5 Tips for Hunting in a Group

Hunters walking through field

Hunting in a group is one of the most fun and rewarding experiences you can have. You’ll learn a lot, build strong bonds with other hunters, and hopefully get a kill worth remembering.

Hunting in a group is also often safer than hunting alone because you have other people around in case there’s some kind of accident. Still, hunting in a group comes with its own challenges. Here are five tips that should help you make the most of things when hunting with others.

1. Discuss a Game Plan Ahead of Time

Three people wearing blaze orange sitting on a pickup truck tailgate

Before you head out on the hunt, make sure to get your group together and discuss a game plan for the day. You want to talk about the location and its terrain, the type of game you’re hunting, gear needed, and the tactics the group will employ.

This only needs to be a short conversation, though spending more time on the plan is never a bad idea. The most important thing is to be sure that everyone understands the details of the hunt before it begins. This will help limit issues and make the hunt as fun and successful as possible.

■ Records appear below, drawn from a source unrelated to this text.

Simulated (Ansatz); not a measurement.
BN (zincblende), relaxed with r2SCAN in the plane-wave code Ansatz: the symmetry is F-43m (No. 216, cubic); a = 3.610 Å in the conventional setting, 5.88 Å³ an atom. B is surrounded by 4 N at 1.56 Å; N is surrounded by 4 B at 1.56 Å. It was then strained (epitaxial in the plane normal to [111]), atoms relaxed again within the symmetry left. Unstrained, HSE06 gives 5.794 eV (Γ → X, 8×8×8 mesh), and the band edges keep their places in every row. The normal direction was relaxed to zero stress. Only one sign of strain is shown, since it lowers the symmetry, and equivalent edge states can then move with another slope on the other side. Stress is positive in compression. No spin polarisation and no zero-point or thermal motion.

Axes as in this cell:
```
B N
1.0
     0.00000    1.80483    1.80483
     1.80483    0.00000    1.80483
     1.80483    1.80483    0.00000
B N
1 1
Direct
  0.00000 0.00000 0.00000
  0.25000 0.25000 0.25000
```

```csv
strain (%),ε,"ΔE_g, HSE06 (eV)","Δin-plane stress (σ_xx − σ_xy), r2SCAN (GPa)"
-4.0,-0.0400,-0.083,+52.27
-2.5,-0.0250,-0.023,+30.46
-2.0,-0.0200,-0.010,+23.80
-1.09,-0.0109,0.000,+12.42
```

2. Practice Good Communication

Communication is key on a group hunt. You want to have plenty of communication before the hunt begins, but you also need to be able to communicate while you’re out there. In many cases, you can simply call out to the people in your group, but it’s never a bad idea to have a few simple hand signals agreed upon before you head out.

Two-way radios can be a smart addition to your list of gear. They can help you stay in touch with all of the people in your hunting group and with anyone back at a base camp or farm who may help you get your kill out for processing.

In some states, it’s illegal to hunt certain types of game if you use two-way radios, so be sure to check the laws in your area before you do.

3. Set a Safe Zone of Fire

A safe zone of fire is an area that a hunter can shoot safely within. The area is determined by a variety of factors. Those factors change with each step you take. When you’re hunting in a group your zone of fire is usually constrained at least in part by the other hunters around you.

When you’re hunting with other people, your zone of fire is often a 45-degree area directly in front of you. The guys on the ends of the group can have a little more leeway towards the outer edge depending on the other factors of the landscape.

You don’t want to shoot too far to either side of you because you’ll endanger others in your group.  You also won’t need to shoot behind you because that’s the direction you’ve just come from, so you should have flushed any game forward.

When you utilize a 45-degree zone of fire, there’s a bit of overlap between persons in the hunting party. That said, if everyone is positioned right, no one should ever end up pointing their weapon in a dangerous direction.

Consider discussing the zone of fire with the other members of your hunting party when you lay out your game plan.

4. Proper Gear for Everyone

Hunting gear and clothing

Don’t just worry about your own gear. Make sure everyone in your group is well-equipped for the hunt. Before you set out, round everyone up and talk gear. Go over firearms, ammunition, clothing (both camo and blaze orange), game calls, communication devices, bags, knives and tools, GPS systems, and anything else you will need for the hunt.

Additionally, at least one person must have a quality first aid kit with them on the hunt. That way, if there’s an accident, someone will have the supplies needed to handle the situation.

It’s never a bad idea to have a couple of first aid kits in your group. I don’t think every single person needs one, but it’s better to be overprepared than under.

5. Keep the Group Together, But Not Too Close

In my experience, it’s easy to let one member of your hunting party fall behind, especially if they’re not in as good of shape as you are. However, it’s extremely important that you all stick together. If someone falls behind or goes too far ahead, they could end up in someone else’s zone of fire or other people will be in theirs.

Most hunter safety courses advocate for all hunters staying about 25 to 40 yards apart. With that spacing in mind, the hunters should also all be able to see each other at all times. If you get too spread out, bring it in a little tighter, but make sure everyone still has plenty of room and a good safe zone of fire to work with.

Do you have any tips for hunting in a group that we didn’t touch on? Leave a comment below.

5 tips for hunting in a group


One comment

  1. I love that you talked about being a good communicator when hunting in a group. It can be dangerous to hunt around other people so you need to make sure everyone is on the same page. I’ll try to share your message with my brothers so that we are prepared the next time we go hunting.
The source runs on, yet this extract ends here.